With the advent of 5G technology right around the corner, we’re now seeing phones start to utilize the networks for which AT&T, Verizon and Sprint have laid the groundwork. Just like in the past, networks are going to take a few years to start seeing any widespread distribution, especially in the rural areas of the U.S. But what about the older 4th generation networks we rely upon? Is 5G going to make bandwidth more accessible? Or will it make coverage worse?In July 2018, Medium published an article titled, Verizon Just Made 3G and Many 4G LTE Phones Obsolete, so you have a reason to be concerned. But before you throw away your one year old phone, consider this: according to Verizon the company has spent $125 billion on their 4G network, refining it to meet the needs of customers. With that large of an investment, it is unlikely that they would just drop coverage anytime soon. Typically, networks have been phased out gradually over time. For example, the third-generation cellular network 3G was started in 2001 and wasn’t completely shut down until 2018. That’s almost 17 years, and undoubtedly long after most users had switched from 3G to 4G LTE. The 4G LTE phones included in the phaseout were all produced before 2015 and none of them supported 4G VoLTE (Voice Over LongTerm Evolution) which is a newer, more secure form of the network that supports HD calls and simultaneous data and voice transmissions.
On the other hand, 5G had a very limited rollout starting in late 2018, mostly in larger cities from several different carriers. If it stays on track, the procession of 5G should be quicker than in the case of 4G, however Apple won’t even have a 5G iPhone until the second half of 2020. Chances are, you probably won’t see any drastic change over from 4G for a good while.
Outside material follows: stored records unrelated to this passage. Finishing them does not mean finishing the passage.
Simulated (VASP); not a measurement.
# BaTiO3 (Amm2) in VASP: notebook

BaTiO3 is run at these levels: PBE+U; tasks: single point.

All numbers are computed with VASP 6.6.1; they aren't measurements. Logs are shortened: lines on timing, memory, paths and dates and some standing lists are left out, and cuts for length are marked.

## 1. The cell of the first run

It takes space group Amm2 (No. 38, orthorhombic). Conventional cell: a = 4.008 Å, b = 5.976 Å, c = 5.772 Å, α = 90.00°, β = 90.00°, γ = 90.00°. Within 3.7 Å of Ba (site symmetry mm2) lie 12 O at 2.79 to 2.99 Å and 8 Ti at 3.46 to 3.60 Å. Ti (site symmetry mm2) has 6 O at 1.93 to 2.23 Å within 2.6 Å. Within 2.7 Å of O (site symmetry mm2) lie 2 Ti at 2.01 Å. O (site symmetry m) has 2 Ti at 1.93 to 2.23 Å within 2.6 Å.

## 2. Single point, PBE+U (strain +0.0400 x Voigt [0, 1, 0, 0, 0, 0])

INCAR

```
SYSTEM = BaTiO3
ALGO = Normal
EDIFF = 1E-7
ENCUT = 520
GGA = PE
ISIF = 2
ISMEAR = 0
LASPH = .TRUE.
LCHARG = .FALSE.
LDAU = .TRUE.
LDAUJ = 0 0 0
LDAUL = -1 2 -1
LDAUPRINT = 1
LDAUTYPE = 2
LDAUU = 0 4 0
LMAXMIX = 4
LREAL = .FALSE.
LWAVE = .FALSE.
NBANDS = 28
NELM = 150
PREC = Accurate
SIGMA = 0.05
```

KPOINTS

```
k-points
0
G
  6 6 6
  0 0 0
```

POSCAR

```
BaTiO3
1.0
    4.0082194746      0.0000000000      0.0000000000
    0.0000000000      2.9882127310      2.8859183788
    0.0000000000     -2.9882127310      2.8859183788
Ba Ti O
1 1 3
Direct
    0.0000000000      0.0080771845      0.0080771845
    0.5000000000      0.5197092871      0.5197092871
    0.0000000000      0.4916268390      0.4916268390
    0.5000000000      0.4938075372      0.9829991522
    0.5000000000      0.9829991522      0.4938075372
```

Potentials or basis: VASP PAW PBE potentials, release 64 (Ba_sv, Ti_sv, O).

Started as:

One of the other promising notes in this evolution is how some carriers like Sprint are handling the 5G rollout. Unlike AT&T and Verizon, Sprint is rolling out their 5G network on a split service model. Instead of using dedicated 5G transmission sites like AT&T and Verizon, which have limited range and won’t penetrate buildings or tree foliage, Sprint is using existing cell towers and adding antennas to roll the service out more quickly and with less expense. It also has greater range and more coverage because it is augmenting the 4G signal. However, it’s not all good news. The downside to this is the service won’t be as quick as AT&T’s or Verizon’s. 5G will reach more users, but 4G is still king when it comes to range and versatility.
At this time, it doesn’t appear that 4G will be going anywhere anytime soon. Nothing else has yet to touch its range or coverage indoors and out. If you’re considering upgrading your phone or concerned about 5G coverage with 4G quickly becoming a distant memory, 4G-VoLTE is going to be around for the foreseeable future.